SSH Proxy Configuration

The Verify Privilege Vault proxy routes SSH and RDP sessions and helps protect the endpoint credentials. There are two configuration options for proxying:

  • Proxy through the Verify Privilege Vault Web application
  • Proxy through a distributed engine
To learn more about RDP Proxying, please see RDP Proxy Configuration.

Enabling Proxy

  1. Go to Admin > Proxying.

  2. Enable SSH Proxying.

  3. Generate a new key - click ECDSA or RSA to generate the related SSH Proxy Host Key in the SSH Proxy Host Fingerprint.

  4. To enable proxying on Web nodes, under the Endpoints tab, in the Nodes section, edit the row to set the Public Host and Bind IP Address. For a standard server, these can be the same, but if the public IP of the server is not set on the server (such as a load balancer or an EC2 instance with an elastic IP), they will be different. Enter the Available Port Range if prompted.

  5. To enable proxying for a specific site and all engines within that site, edit the row in the Sites: section. In the Update Proxy Configuration For Site popup specify:

    • Enable SSH Proxy: Check to enable SSH Proxy.

    • SSH Proxy Port: Specify the related SSH Proxy Port if prompted.

    • Inherited (Port 22): Check to enable the defaulted Port 22.

    • Available Port Range: Specify the range of the available ports.

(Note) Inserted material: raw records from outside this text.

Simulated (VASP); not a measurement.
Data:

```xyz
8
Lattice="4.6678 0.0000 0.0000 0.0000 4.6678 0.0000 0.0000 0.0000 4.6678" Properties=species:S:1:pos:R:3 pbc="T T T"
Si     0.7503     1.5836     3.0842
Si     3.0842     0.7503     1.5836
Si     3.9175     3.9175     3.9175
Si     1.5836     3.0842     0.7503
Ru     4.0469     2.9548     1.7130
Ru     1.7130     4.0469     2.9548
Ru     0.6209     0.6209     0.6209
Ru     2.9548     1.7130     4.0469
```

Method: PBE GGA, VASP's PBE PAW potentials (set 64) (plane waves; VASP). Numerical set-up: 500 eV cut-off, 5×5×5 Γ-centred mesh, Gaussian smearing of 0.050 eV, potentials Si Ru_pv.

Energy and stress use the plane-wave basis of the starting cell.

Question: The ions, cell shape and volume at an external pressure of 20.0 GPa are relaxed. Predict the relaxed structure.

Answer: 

    • Enable RDP Proxy: Check to enable RDP Proxy. See RDP Proxy Configuration for more details.

    • RDP Proxy Port: Specify the related RDP Proxy port if prompted.

    • Inherited (Port 3391): Check to enable the defaulted Port 3391.

  6. The engines for the sites are listed in the Engines section below. The Public Hostname or IP Address is the public host or IP the launcher connects to and the Bind IP Address is the IP on the server that the SSH proxy is listen on. Again, these will typically be the same, but may be different if the resolvable IP or host of the engine machine is different than the IP on the network adapter on the machine.

  7. Enable proxying on a secret with a PuTTY launcher. The launcher now connects to the assigned site, which is set on the General tab. If the site has proxying enabled, it will go through the engines available in the site, otherwise it will use the Verify Privilege Vault Web application proxy.

Web Application Proxy Performance

Minimum Hardware

  • Intel 3.7 GHz Quad Core
  • 16 GB of RAM
  • 100 MB/s plus network capability

Session Activity

We tested sessions with standard usage, such as opening and modifying files and navigating the file system on Linux. On Windows, the activity was opening MMC snap-ins, editing files, and copying files through the RDP session. If you have constant large file transfers across multiple concurrent sessions or otherwise transferring large amounts of data (such as streaming a video through an RDP session), the maximum concurrent sessions will be significantly reduced.

Table: Concurrent Proxy Sessions

Protocol Concurrent Sessions
SSH 300
RDP 100

Proxy Connections

Connections from the user to the proxy are over SSH, and you can configure the port. The user's machine will connect to either an engine SSH proxy or the Verify Privilege Vault Web application SSH proxy.

Figure: Default Verify Privilege Vault Web Application Proxy (example)

image-20200325142416627

Figure: Proxy through a Distributed Engine (example)

image-20200325142635857

SSH Proxy with Multiple Nodes

If you are using clustering with Verify Privilege Vault, you can pick exactly which of your nodes act as a SSH proxy by going to the Admin > Proxying page and scrolling down to the Nodes section. For each node you wish to be a proxy, configure the SSH Public Host (must be an IP address, not a DNS name) and the SSH Bind IP Address (use 0.0.0.0 to easily bind to all IPv4 Ps on a server). There is no need to configure all nodes if you do not want them all to be proxies.

As soon as the IPs are saved for each node, the node should start listening on the SSH proxy port. You can verify that with netstat. If you do not see the node listening on your chosen port, perform an IIS reset and hit its Verify Privilege Vault website. It should be listening once Verify Privilege Vault starts up again. For example:

Copy
C:\Users\Administrator>netstat -ano | find ":22"
TCP  0.0.0.0:22  0.0.0.0:0  LISTENING  3600

Now, when a user connects to the Verify Privilege Vault Web page, if the node they are hitting is setup to be a SSH proxy, they will connect to that node's SSH public host IP. If the node they are connected to is not setup to be a SSH proxy, then users will round robin between the other nodes that are SSH proxies and connect to their SSH public host IP.